That steadiness of deadlines and numerous employee perks have helped to attract and keep the more than 100 employees the company has today, Mr. Lai said.
Yet, another key pivot point came when Big Viking grew to about 80 workers.
That was when Big Viking, like other growing tech companies, had to go from having more of a collective, startup feel, to being a place where people’s roles inevitably become more specialized and compartmentalized.
That transition is a challenge for fast-growing companies, “ours included,” Mr. Lai emphasized. “We have changed up the leadership team over the last couple of years to manage and facilitate the growth of the organization.” In large part, that’s because the transition from an organic environment to a more structured one doesn’t suit some people. They prefer less structured, freer flowing roles.

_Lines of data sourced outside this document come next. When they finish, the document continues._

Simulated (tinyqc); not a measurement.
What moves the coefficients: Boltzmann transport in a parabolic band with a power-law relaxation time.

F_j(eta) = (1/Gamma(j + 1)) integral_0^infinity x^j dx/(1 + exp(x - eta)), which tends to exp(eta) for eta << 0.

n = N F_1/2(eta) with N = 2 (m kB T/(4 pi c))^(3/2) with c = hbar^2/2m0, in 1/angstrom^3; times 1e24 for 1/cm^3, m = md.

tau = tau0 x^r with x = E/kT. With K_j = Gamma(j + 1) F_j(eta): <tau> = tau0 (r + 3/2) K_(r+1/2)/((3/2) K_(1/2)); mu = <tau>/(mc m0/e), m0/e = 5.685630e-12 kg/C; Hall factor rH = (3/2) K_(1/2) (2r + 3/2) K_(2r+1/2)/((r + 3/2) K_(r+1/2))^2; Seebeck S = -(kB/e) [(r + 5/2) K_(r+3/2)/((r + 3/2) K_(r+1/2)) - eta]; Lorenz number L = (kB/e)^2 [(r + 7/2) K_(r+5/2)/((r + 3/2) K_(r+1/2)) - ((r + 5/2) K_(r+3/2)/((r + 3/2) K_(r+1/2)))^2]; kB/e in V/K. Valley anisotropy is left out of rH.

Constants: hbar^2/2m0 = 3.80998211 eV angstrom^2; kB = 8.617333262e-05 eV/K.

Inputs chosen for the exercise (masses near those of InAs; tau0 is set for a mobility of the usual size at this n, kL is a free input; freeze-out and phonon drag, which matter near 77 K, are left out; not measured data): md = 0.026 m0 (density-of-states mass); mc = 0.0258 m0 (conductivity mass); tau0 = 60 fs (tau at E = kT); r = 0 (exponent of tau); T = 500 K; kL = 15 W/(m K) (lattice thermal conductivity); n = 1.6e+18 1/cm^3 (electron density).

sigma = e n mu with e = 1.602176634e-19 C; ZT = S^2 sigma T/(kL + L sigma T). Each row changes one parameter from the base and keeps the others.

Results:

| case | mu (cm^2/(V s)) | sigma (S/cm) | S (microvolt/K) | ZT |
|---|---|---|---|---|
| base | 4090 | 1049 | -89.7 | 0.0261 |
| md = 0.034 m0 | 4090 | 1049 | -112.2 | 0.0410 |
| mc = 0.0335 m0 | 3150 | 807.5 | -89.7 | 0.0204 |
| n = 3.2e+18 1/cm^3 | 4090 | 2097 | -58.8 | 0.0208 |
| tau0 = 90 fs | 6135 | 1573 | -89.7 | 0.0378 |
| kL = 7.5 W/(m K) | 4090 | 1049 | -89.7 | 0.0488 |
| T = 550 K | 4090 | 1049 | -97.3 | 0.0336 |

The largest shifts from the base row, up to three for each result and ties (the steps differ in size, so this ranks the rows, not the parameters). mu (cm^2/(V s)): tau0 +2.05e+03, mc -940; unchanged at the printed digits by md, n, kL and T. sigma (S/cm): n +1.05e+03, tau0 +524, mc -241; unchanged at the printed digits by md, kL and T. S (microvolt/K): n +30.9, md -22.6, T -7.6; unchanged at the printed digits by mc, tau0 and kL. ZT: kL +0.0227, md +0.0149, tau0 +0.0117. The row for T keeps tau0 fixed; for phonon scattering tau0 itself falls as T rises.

“In a small startup, in the first couple of years, you really want people that are highly adaptable and can wear multiple hats. As the organization scales beyond, let’s say, 80 people, you really want people that are more specialized, more process driven,” Mr. Lai said. “People will naturally self-select themselves out [when] an organization gets to a certain level.”
“That’s not to say that there aren’t people who welcome the opportunity to be in a different sized organization. But not everyone is good for different scales [of growth],” Mr. Lai said. It’s yet another factor that can make finding and keeping talent tough in the fast-changing gaming world.